Do immigrants need rules? The debate rages on.
Hérouxville's clumsy effort at creating some sparks questions on the limits of tolerance
It’s impossible to miss the twice-a-day passage of the freight train that rips through Hérouxville, horn blaring, wheels clattering, bells ringing at the crossing: the track cuts through the main thoroughfare, and traffic stops for several long minutes. Then, after the train has vanished in a cloud of smoke and whirling snow, silence and quiet regain their rights, and the people of Hérouxville can mark the time, knowing that very little else will come to stir their peace and tranquility until the same train roars back in the opposite direction 12 hours later.
That was life for the 1,300 inhabitants of the small Mauricie village, 200 km northeast of Montreal, until, that is, they became the focus of a global controversy that touched off passionate, and often strident, reactions across the country and as far away as Turkey, Russia and Australia. “I don’t know if life will ever go back to normal, if we will ever be the same again,” says Nicole Jubinville, who runs a small B&B frequented mostly by European tourists seeking northern adventure on snowmobile and dog sled. “Who would have thought, a small village like here, causing a stir that goes all around the world?”
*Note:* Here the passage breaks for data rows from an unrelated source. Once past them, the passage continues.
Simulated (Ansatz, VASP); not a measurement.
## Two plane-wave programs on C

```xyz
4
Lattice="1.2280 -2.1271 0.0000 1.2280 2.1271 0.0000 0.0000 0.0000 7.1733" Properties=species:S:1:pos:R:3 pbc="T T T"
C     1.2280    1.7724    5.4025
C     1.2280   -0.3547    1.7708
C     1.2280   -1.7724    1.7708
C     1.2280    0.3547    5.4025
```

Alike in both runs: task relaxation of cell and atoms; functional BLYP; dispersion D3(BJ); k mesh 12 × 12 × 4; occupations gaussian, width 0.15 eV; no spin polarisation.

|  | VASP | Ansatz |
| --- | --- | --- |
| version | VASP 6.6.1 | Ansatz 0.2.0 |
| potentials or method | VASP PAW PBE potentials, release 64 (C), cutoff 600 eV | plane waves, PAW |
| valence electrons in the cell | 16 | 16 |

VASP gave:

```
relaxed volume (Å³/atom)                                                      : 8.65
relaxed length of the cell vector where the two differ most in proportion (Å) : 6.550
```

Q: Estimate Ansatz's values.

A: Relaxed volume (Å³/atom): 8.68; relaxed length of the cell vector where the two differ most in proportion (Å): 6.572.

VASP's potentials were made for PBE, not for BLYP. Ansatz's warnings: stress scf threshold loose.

Tap Hérouxville into Google News, U.K., and you’ll get 18 pages of headlines. Search for Hérouxville in the French, Italian, or Spanish media, and you’ll learn how to spell “beheading” and “stoning” in as many languages. The five-page document that the Hérouxville town council adopted on Jan. 25, purporting, somewhat naively, to inform immigrants of what to expect if they choose to set up shop in this corner of Quebec’s snowy heartland (an occurrence that has yet to happen) has become a worldwide embarrassment.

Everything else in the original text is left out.